12

My goal is to import a custom .py file into my spark application and call some of the functions included inside that file

Here is what I tried:

I have a test file called Test.py which looks as follows:

def func():
    print "Import is working"

Inside my Spark application I do the following (as described in the docs):

sc = SparkContext(conf=conf, pyFiles=['/[AbsolutePathTo]/Test.py'])
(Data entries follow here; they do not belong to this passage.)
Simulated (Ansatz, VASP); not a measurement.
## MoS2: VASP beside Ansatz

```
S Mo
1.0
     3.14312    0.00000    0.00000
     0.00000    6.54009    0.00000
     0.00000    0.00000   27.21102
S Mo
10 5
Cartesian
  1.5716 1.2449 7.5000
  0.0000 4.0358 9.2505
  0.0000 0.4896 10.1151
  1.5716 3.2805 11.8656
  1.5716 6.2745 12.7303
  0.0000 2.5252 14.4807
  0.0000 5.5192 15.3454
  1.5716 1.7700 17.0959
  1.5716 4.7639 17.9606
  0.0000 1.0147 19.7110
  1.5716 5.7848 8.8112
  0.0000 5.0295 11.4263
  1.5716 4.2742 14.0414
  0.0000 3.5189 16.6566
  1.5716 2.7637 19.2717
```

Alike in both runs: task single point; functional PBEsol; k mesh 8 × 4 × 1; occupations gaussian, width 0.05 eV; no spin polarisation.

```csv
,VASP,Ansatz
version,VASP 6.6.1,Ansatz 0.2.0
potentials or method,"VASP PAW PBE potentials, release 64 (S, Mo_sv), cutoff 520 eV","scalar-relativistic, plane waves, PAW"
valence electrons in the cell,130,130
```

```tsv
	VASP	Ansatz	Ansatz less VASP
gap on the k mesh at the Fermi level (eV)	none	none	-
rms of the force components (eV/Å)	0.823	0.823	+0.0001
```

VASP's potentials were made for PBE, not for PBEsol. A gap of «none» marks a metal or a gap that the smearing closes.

I also tried this instead (after the Spark context is created):

sc.addFile("/[AbsolutePathTo]/Test.py")

I even tried the following when submitting my spark application:

./bin/spark-submit --packages com.datastax.spark:spark-cassandra-connector_2.10:1.5.0-M2 --py-files /[AbsolutePath]/Test.py ../Main/Code/app.py

However, I always get a name error:

NameError: name 'func' is not defined

when I am calling func() inside my app.py. (same error with 'Test' if I try to call Test.func())

Finally, al also tried importing the file inside the pyspark shell with the same command as above:

sc.addFile("/[AbsolutePathTo]/Test.py")

Strangely, I do not get an error on the import, but still, I cannot call func() without getting the error. Also, not sure if it matters, but I'm using spark locally on one machine.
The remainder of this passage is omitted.